The climate action group Extinction Rebellion (XR) had a special Valentine’s present for Citigroup on Feb. 14.
About 80 XR activists gathered outside Citigroup’s global headquarters in Tribeca, calling on the banking conglomerate to stop investing in fossil fuel expansion. The protestors showed their love for “Mother Earth” holding banners and a “broken” heart while handing out fliers to passersby and Citigroup employees, scurrying to work.
Climate activists fear that time is running out if governments and private companies don’t take swifter and more drastic actions to cut greenhouse gas emissions.

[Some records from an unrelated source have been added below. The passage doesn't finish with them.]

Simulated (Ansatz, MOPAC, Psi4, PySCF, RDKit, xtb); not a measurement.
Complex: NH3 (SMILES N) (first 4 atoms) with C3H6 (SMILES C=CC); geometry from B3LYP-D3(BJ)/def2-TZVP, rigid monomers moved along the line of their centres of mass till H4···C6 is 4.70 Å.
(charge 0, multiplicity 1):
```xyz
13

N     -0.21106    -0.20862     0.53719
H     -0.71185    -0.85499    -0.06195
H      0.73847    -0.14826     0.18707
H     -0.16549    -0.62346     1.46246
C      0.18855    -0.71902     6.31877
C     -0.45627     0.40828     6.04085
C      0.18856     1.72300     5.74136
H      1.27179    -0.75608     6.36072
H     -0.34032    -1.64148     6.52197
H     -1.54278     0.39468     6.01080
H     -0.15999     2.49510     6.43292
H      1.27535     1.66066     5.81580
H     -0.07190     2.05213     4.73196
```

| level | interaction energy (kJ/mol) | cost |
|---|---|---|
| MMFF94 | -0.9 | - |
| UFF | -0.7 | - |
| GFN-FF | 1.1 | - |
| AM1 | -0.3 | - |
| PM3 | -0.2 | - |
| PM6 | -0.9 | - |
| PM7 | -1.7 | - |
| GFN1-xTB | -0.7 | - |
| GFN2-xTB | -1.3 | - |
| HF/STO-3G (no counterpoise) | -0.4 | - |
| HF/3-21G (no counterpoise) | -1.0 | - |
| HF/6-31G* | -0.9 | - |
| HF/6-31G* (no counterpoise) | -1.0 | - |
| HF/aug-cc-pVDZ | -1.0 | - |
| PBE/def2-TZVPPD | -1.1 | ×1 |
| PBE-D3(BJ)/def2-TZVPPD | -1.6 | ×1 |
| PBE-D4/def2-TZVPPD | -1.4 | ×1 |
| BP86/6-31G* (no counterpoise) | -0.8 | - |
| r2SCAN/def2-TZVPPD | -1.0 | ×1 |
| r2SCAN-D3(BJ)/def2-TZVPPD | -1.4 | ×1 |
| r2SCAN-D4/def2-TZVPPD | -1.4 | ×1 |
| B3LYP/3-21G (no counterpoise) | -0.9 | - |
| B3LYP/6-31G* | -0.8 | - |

According to the International Energy Agency, there can’t be any new oil, gas, or coal development if countries want to bring down the greenhouse gas emissions to net zero by no later than 2050, aggressively addressing the climate emergency. Net-zero emissions would keep a 1.5 degree rise in temperature within reach and prevent a climate catastrophe.
The Intergovernmental Panel on Climate Change (IPCC) says that the next few years are critical to prevent a complete climate collapse.The organization urges that immediate and deep emissions reductions across all sectors have to happen within the next three years. Otherwise, limiting global warming to 1.5°C is beyond reach. Environmental groups warn that a climate collapse could lead to mass extinction and social upheaval.
Yet, Citigroup, the second largest financier of fossil fuels next to JP Morgan Chase, invested $15 billion in fossil fuel expansion in 2021. Between 2016 and 2021, just after Paris Climate Agreement was adopted in 2015, Citigroup has financed $285 billion in fossil fuel investments. Of the $285 billion, almost $105 billion went to fossil fuel extraction.
Joanna Oltman-Smith said she joined the protest because signing petitions and phone calls haven’t worked.
“We worked to get the right people in office that will set good regulations, overseeing how banks do business,” Oltman-Smith said. “And so far, nothing.”
Protesters also called out Citi’s funding of fossil fuel projects in the Amazon, the planet’s most important ecosystem and home to millions of Indigenous People. Environmental groups say Citi is the biggest funder of state-run oil projects in the Amazon. They draw a direct correlation between Citigroup’s funding and the destruction of the Amazon’s ecosystem and human rights violations of Indigenous groups.
Teddy (last name withheld) said Citi was one of the planet’s “biggest climate criminals.” He emphasized that time was running out and that banks needed to pull out of investing in fossil fuels immediately.
“And a double whammy is that [oil companies] are doubling fossil fuel extraction in the Ecuadorian Amazon,” Teddy said. “The Amazon is the planet’s most important carbon sink. So, as they’re drilling for oil in the Amazon to spew more carbon into the air, they’re taking away our best shot at actually capturing and storing any of the carbon that’s already in our atmosphere.”
One activist said that the pipeline transporting oil from the “lungs of the planet” to the coastal port has had 427 spills and that 2,000 contaminated sites haven’t been cleaned up.
“All banks, including Citi Group, must commit to ending financing and exploitation of fossil fuels and the Amazon and in the world in general,” they said.
Claire (last name withheld) lamented that not enough people talk about big banks’ involvement in the funding of fossil fuels.
“We need solutions now,” Clairs said. “We don’t need solutions in 2035. We don’t need solutions in 2050. We need solutions now.”